Earnings Report /

Intouch Holdings PCL: Core number missed estimate; 1Q22 core profit to recover YoY and QoQ

  • Lower core profit than modeled

  • INTUCH posted a 4Q21 net profit of Bt2.61bn

  • It paid a 2H21 DPS of Bt1.6/share

Bualuang Securities
11 February 2022

Our BUY rating stands, premised on its attractive valuation with a current 12.6% holding discount. Its scope for upside will come from ADVANC’s 5G further ARPU uplift and the CCIID robust revenue growth in the enterprise business riding on the digital transformation trend and THCOM’s satellite orbital slot auctions in 2022.
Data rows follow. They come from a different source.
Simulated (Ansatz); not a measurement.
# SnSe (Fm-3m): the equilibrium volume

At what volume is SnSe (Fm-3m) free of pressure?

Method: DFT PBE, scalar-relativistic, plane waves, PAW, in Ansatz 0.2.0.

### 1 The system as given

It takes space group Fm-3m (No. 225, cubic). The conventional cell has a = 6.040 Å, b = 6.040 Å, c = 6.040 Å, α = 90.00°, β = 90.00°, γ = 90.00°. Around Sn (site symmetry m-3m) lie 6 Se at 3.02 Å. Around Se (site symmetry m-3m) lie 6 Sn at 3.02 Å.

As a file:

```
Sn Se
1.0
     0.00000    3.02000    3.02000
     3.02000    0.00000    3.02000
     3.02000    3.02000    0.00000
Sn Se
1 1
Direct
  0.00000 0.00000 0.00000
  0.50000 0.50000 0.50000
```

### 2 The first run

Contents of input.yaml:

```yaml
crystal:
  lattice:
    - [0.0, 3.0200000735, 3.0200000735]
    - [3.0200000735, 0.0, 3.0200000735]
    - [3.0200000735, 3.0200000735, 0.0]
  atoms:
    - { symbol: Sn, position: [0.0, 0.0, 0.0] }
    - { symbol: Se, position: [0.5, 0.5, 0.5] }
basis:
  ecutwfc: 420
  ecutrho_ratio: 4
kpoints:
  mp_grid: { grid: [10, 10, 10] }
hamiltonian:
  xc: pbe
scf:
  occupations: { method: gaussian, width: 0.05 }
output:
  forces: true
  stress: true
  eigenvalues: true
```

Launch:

Lower core profit than modeled

INTUCH posted a 4Q21 net profit of Bt2.61bn, down 2% both YoY and QoQ. Excluding extra items in 4Q21—1) Bt24m in THCOM’s proportionate FX loss, 2) Bt17m in THCOM’s proportionate reversal of asset impairment loss, 3) Bt67m in ADVANC’s proportionate tax benefits from investment 4) Bt66m in ADVANC’s proportionate net FX gain and 5) Bt12m in INTUCH’s extra expenses—its core profit was Bt2.5bn, up 2% YoY but down 7% QoQ. Its net and core profits were 3% and 7% below our model mainly due to THCOM’s huge equity loss from Laos Telecom (LTC). ADVANC’s core profit was aligned with our model, but THCOM’s Bt55m core loss flouted our Bt43m core profit estimate. It paid a 2H21 DPS of Bt1.6/share or at a 97.3% dividend payout ratio of consolidated 2H21 EPS (against Bt1.23/share for 1H21 or at a 72.1% payout ratio), which was higher than our estimate. The 2021 DPS of Bt2.83/share was equal to the 84.4% payout ratio.